I am pleased to see that Brent Stafford, shill for the Postmedia Group and Resource Works and their unqualified support for Woodfibre LNG, has chosen to respond in the social media to articles of mine written in this publication.
Stafford defends the notion that you can interview with one interviewer then have that interview voiced over by different interviewer and published as if the result was fair, ethical and accurate. He could not have made my point better than by producing the interview by a male and then showing it re-done by the very attractive Meena Mann, whom the subject, Dr. Michael Hightower – a globally-recognized expert on LNG tanker safety – had never heard of.
It must be noted that the viewer is not told about this switch and has every reason to believe that the interview was done in person throughout by Ms. Mann.
This isn’t doctoring an interview?
Stafford believes that this is good journalism – I am in no position to argue the moral precepts of modern journalism but say that it is a highly deceptive practice and done deliberately. I invite you to listen to both interviews and consider the inflection in the voice from Ms.Mann and her body language, including nodding, smiles and so on.
This is not what Dr. Hightower heard when he was being interviewed and lest you think that is minor, consider how much the inflection in the voice and the body language matters in normal social intercourse. Anyone who has pled cases in the courts knows how many ways you can ask a question and how many ways you can look, gesticulate, and visually work with words as you do, and the difference that can make even though the words are precisely the same.
If this were not so, why wouldn’t Resource Works and Mr. Stafford use the male interviewer, his face, and his gesticulations? Without seeing the guy, I think we can assume that he is not as nice looking as Ms. Mann nor as charming and pleasant to watch. Surely that’s done in order to make the interview itself more convincing and watchable.
It was this practice I condemned by article here and do so again now. It is a shabby deceptive practice intended to deceive and, rather than alleviate that conclusion, Stafford emphasizes and enforces it.
What is interesting are the recommended distances that LNG tankers must maintain from shore according to Dr. Hightower and his Sandia Laboratories. The on-the-water research of Commander Roger Sweeny, RCN, Ret. and the academic work of Dr. Eoin Finn is anathema to Woodfibre LNG and its shady owners.
There’s a reason that Stafford and his clients and partners, Resource Works and Postmedia, avoid this question like it was Ebola. The Sandia recommendations, as you might imagine, are most unhelpful to Woodfibre LNG. In fact, they have spent the time since this was exposed in The Common Sense Canadian, to remain studiously silent on the subject.

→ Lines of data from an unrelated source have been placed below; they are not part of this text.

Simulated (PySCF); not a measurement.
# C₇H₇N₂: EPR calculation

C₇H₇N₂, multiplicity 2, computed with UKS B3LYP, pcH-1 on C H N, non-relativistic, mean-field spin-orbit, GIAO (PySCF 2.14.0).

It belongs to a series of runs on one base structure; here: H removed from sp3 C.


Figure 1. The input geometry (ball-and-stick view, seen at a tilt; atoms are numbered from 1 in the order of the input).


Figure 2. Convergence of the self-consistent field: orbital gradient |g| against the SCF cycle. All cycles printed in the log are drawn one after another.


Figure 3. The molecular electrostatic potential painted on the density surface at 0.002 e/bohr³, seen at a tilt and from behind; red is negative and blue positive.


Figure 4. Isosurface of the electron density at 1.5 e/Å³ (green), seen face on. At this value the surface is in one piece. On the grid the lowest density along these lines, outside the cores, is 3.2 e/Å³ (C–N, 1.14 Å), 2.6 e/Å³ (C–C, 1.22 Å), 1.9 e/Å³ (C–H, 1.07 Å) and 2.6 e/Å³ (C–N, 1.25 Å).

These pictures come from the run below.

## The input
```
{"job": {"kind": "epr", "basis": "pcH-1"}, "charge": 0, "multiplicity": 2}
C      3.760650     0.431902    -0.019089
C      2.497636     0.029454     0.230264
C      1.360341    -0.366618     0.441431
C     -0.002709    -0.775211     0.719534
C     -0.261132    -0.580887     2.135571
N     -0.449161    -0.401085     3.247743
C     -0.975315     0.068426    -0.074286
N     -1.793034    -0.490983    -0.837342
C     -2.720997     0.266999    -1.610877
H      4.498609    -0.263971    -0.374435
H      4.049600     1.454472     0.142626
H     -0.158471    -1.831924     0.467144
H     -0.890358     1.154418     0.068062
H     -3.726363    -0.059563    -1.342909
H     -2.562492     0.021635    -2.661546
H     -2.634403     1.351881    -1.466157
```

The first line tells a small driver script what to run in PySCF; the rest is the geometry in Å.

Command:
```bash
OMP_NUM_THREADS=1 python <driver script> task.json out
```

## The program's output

Speaking of Dr. Finn – a Howe Sound resident, retired KPMG partner and chemistry PhD – Stafford did a number on him that made me feel ill. It looked like an interview but was anything but. Stafford displayed Dr. Finn making a number of statements elsewhere at different times as if he knew he was in a debate with Captain Stephen Brown, spokesman for the LNG tanker industry. Captain Brown then gave his lengthy industry-biased replies. Needless to say, it would have spoiled everything if Stafford had given Dr. Finn a chance to respond.
In response to a series of tweets Stafford has levelled at me, I have raised this pseudo-interview but in spite my urging that he come clean, he won’t deal with this.
I have repeatedly asked him to explain how a newspaper chain Postmedia (which publishes his video blog) can take an official partnership position on one side of a very public issue when basic journalism ethics require that they remain neutral? How can they pretend to present fair coverage of the LNG and the Woodfibre application issue to the public when they are financially involved supporting them? Stafford refuses to answer.
I’ve asked him about his playacting as a journalist in his gig with the Province and he replies that since he explains what he’s doing its quite OK to fake evenhanded journalism.
I allege no lawbreaking – only misleading make-believe journalism. I can only imagine what Jack Webster, the toughest but always fair journalist, would say if he were alive.
Let me end this part of my response to Stafford by saying that any legitimate enterprise, which is telling the truth about what it intends to do and the consequences, doesn’t need to resort to deceptive practices and glib pseudo journalism to make their case. Furthermore, legitimate enterprises are prepared to meet the questions and criticisms raised and to do so honestly and forthrightly.
My recommendation is that if you want to hear the results of Woodfibre LNG’s propaganda machine, totally unaffected by the truth, that the place to go is Resource Works, the Postmedia Press and Mr. Stafford.